Thursday, September 21, 2017

The shielded faraday coupling loop myth and other considerations

Most common made "shielded" faraday loop
Experimenting with the magnetic loop is still going on. To couple  the loop to the feedline I use a faraday loop inductive coupling in my loop. Now there are several designs, shielded and unshielded. The main advantage of a shielded loop would be canceling out a vertical or horizontal E-field (electro magnetic interference) or both. The question is if this would be really working?

Some explanation of this theory has been given on N4SPP's site:

However, W8JI has written many articles about antennas and has been working as a tech at a commercial radio station. This is what he comments on the internet:

There is no such thing as a "Faraday shield loop". All radiation and reception comes from the shield. Always. Just like it is a single turn conductor.

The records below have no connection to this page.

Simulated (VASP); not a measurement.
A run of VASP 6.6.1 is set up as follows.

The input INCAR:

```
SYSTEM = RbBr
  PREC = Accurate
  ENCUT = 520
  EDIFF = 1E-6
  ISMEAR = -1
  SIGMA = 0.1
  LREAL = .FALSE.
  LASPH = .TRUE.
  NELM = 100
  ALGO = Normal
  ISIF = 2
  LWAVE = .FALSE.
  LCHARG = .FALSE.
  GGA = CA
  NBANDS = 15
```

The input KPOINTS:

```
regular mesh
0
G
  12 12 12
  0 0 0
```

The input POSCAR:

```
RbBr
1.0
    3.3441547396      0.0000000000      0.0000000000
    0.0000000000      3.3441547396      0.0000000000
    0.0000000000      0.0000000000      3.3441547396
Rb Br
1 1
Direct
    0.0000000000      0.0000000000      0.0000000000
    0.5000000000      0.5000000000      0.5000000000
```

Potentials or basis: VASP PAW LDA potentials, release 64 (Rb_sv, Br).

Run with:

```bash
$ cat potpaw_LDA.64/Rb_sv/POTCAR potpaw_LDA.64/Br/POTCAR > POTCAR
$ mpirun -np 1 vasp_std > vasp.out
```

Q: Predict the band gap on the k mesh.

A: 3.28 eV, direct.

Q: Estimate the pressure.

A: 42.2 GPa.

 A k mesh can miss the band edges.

The idea you can shield the loop is as silly as the idea you can shield a ground lead.

Once you understand that you will also understand that the only way to not have common mode on the feedline is to make the shield perfectly symmetrical about the feedpoint and have both sides of the "shield" symmetrical and identical with the grounding and feedline entry.

My website shows why high frequency fields cannot penetrate the shield, and why the radiation and reception all comes from the outside of the shield.

A shielded loop is electrically no different than a equally balanced unshielded loop.


Some others comment that the so called shielded faraday loop helps to balance the feedpoint. However, it is all about the feedline that radiates or pickup noises. So a simple 1:1 balun or RF choke should do the trick. You see something like that at the Chameleon loops.

Well, technically speaking or writing it all sounds likely. But I don't like likely and want to test and experiment myself. All what counts is practical use, you can only transmit and receive theoretically in your dreams ;-)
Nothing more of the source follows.